According to estimates, the district has lost millions in state funding over the past 10 years, all while being the fastest-growing school system in North Texas. “Our district has quietly absorbed funding cuts from the state for years, making it increasingly difficult to keep up with growth, attract the best teachers and take care of those who are already here,” said Anne McCausland, president of the Board of Trustees.

The board was presented with an idea to eliminate all library aide positions, which would save $750,000. Reducing the budget for internet maintenance by cutting technology specialist jobs would save about $500,000. And getting rid of the ninth-grade PSAT test would save $32,000.

There was even a plan floated to have some students do janitorial work.

But at the top of the list is a proposal to slash the so-called ‘per pupil allotment’ by 15 percent. For example, the school district would spend $89 on each elementary school student instead of $105. High school students currently receive $155 of spending, but that would be reduced to $130 per student. This plan would shave about $1 million off of the budget.

There is also a proposal to raise the prices for adult ticket sales at high school and middle school events. Everything aside from varsity football games would see a $1 increase.

The district had already delayed the opening of four newly-constructed schools because of the budget gap.

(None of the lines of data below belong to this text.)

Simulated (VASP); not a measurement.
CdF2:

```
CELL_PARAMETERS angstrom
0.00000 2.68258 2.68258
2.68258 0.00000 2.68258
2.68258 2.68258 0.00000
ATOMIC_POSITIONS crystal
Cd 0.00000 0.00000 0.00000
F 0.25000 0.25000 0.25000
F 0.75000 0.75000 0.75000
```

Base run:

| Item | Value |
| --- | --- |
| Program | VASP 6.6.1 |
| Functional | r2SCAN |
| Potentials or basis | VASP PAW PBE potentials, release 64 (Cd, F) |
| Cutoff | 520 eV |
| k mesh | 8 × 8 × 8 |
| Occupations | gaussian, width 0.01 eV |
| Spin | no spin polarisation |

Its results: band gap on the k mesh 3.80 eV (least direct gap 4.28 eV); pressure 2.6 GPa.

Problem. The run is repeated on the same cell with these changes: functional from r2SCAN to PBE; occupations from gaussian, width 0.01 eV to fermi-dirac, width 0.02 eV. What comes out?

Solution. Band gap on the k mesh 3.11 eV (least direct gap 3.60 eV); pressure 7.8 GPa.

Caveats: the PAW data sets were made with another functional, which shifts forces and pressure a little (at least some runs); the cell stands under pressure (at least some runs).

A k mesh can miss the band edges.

District officials stated that the process has been difficult, but necessary to help the school and the community. And it has not been all bad. CFO Kimberly Pickens added, “The recommendations do include pay raises for staff, almost $2 million in central administration cuts and a guarantee that every teacher with good performance will have a job in Frisco next year.”

The budget will be finalized in May, and then board members will vote on it in June.

There was also discussion Monday night about replacing the superintendent, who announced that he is retiring this year.